No one wants to see young people exploited or put in danger but you would think that with general concerns about mental health, councils and parents would recognise the benefits that Saturday jobs have on adolescent well-being. Young teenagers are shy. Growing up is difficult. The adult world can be scary, but in protecting children too much we’ve raised a generation that needs a lift everywhere and requires trigger warnings before studying classic literature. If kids had Saturday jobs which got them away from the malign influence of daft influencers and into the real world, they’d be smarter, more grown-up, better off and perhaps less contemptuous of their elders. When I was a cripplingly shy and miserable 13-year-old living in a post-industrial town in 1977, I needed pocket money. And, for reasons of safety and sanity, I also needed to get away from home as much as possible. I found a job in a hairdressers called Rape of the Lock, not bad for such a deprived area.
I worked there on Saturdays from 8 a.m. until 5 p.m. and got paid £3 (about £24.50 now) for the day plus tips. I will never forget the joy of clutching the few pounds I’d earned and rushing to the record shop. But at first it was torture. The boss, Raymond, was strict and grumpy; I didn’t know where anything was or how, apart from cleaning, to do the most basic tasks. I wanted to pack the job in after the first day but stuck it out. Soon I could wash hair properly, hold eye contact and speak to customers without embarrassment, sweep up without annoying the boss, fetch lunch for everyone and take bookings. From customers, I learnt the preliminaries of banter. A month later, I was doing the job well and receiving lots of tips. Contrary to my experience it seemed that life wasn’t just domestic tyranny and horrors on the evening news – or at school, the holocaust and dystopian literature – it could be fun. By the time I left, I was a more confident 13-year-old and a better laugh.
We’ve raised a generation that needs a lift everywhere and requires trigger warnings
Another job was in a supermarket. Those were the days before computerised tills but the work, manually typing prices in, taking money and giving change was easy. One morning the manager, a sweaty, smelly Cyril Smith lookalike, towered over me while I was putting some shopping through and said, without provocation: ‘I don’t like young, skinny, ginger girls.’ Instead of replying that I wasn’t keen on fat ugly misogynistic old bastards and walking out, I ran a one-girl campaign to lose the manager his job and bring down Western capitalism. As a customer approached I’d do a quick visual means test and if I thought they didn’t have much money, put their shopping through with a massive reduction. Wee old ladies were delighted but with extra customer loyalty my behaviour may have increased, rather than reduced, sales and profit.

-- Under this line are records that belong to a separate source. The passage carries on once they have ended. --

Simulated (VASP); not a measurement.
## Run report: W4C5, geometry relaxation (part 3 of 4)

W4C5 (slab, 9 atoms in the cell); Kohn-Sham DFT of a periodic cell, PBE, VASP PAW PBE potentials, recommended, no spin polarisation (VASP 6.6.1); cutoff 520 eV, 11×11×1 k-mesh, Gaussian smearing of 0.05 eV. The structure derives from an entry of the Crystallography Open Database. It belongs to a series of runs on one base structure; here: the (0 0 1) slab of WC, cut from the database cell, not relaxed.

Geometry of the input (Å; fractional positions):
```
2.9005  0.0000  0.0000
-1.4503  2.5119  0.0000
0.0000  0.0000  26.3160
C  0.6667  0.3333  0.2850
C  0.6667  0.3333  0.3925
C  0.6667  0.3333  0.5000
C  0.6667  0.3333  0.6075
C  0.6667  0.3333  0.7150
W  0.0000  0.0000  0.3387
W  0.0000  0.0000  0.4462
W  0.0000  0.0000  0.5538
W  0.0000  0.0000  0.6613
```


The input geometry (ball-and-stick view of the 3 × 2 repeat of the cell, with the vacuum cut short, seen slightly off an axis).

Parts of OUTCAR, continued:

The last job I had before leaving school was at a cafe near the away entrance of Love St, the old ground of St Mirren football team. After a few months I got my school pal, Julie, a job there too. We made takeaway food, sold cigarettes, sweets and ice cream, and generally larked about, getting paid 50p an hour. On football days we batted off the advances of drunk fans – Rangers supporters were the worst. After one big match went badly, there was almost a riot. I was working the shift with six-foot pregnant Irene, the owner’s wife. She shoved 15-year-old me through the back, pushed 20 angry inebriated fans out of the door, and pulled the shutters down. Impressive and exciting.
No harm was done and I saw a woman tackling a difficult situation bravely. For the sake of our kids, it’s time councils updated their rules and parents encouraged their youngsters to get a job for a few hours a week.